Taking off on an impromptu back country adventure was in store for one last hurrah before we all moved to different parts of the world. Packing the van with our gear and headed out towards Mount Baker Wilderness, we started the beginning of goodbyes.
Backcountry camping at it finest! By the time our group got to the trailhead, the sun had set and the stars were out in all force. The plan was to hike up the trail by headlamp to spend a night in the lookout. It did not pan out in the end, and decided to set up camp and get up early in the morning to chase the sunrise on the way up. With a sleeping pad and a bag, I fell asleep under the stars watching shooting stars across the sky.
Getting up early for another sunrise with hot chocolate made getting up the trail better. At the Twin Lakes Peak, I watched as the golden rays slid up the slopes of the mountains for another day of hiking.
There is a quote about nature reminding us all how small we are, and nature keeps moving forward greeting the day with beautiful rays of joy. Sunrises from mountaintops remind my of nature is more beautiful then we give credit. With the small haze of wildfires, even the sun still comes up in clear golden rays.
Mount Baker throughout the hike up loomed in the distance reminding me this would be the last sunrise in the alpine for some time. It also looked cold and deselet compare to Mount Rainier.
After eating some instant oatmeal bars, we headed up the trail towards the lookout.
One part of the trail we had to slide down a snowfield in order to cross. My butt got so wet by the time I reached the bottom, it looked as if I peed on myself and I think my tailbone got bruised in the process after hitting a small chunk of ice sticking up. Also, we had to stop for a snowball fight as well to get each other one last time before we all headed off around the world.
Just hiking up, you could see how much beauty there is in the alpine. The rugged peaks in the distance marked where the United States and Canadian border is. That is how close I was to Canada. At one point I did ask the Canadian if they wanted to make a run for the border. The answer was no.
For some reason I ended up being the first one to the submit where the lookout was. On my way up the trail, I saw a group of hikers coming back down the trail and realized they were the ones who spend a night in the lookout. I am normally the last one to the top of may hike, so beading a whole bunch of people made it extra special.
Of course inside the lookout was very warm, and could see from the log book countless people had been up here in the past few months. As a funny joke, we all signed the visitor book as the Marmots of 2018. A class about a year ago did the same thing when they visited, and we found it in the log book!
The sign below reminds all who venture up here that you cannot be unhappy and still be here. You have to be happy!

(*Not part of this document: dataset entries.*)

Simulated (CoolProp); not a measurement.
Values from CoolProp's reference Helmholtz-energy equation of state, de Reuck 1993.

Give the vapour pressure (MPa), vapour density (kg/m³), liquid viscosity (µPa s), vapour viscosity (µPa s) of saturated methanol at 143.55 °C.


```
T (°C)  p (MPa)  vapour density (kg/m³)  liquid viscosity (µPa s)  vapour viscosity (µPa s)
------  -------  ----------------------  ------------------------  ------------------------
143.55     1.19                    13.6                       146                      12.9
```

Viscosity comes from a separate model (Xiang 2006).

On the way back down we all decided to go another route back to the campsite. It ended up having to
hike climb across a snowfield. The whole time I was thinking “dear God, what the heck did I get myself into?” It is harder then you may think to cross an icy sheet of snow and climb up it with bare hands! At one point we all were sliding back down the slope towards the sharp rocks in the talus field below! I even had some one’s butt in my face, and it was enough motivation to get the heck up the icy slope. Finally, we all managed to get to the top with fingers painfully stinging and white. No frost bite for any of us, but came close!
Once down at the trailhead, we made a dash for the lake! There is no picture of me jumping into the cold alpine lake waters to wash off the grime of the trail, but it was divine experience worth it. After having the sun dry us all off, we packed up the campsite and headed for civilization with a stop at the Taco Bell for lunch.
This picture sums up hiking in the backcountry. Around every corner is something unexpected and once you have completed one hike, you go back for more. I can see this type of hiking continuing for years to come. Once bit, you cannot go back!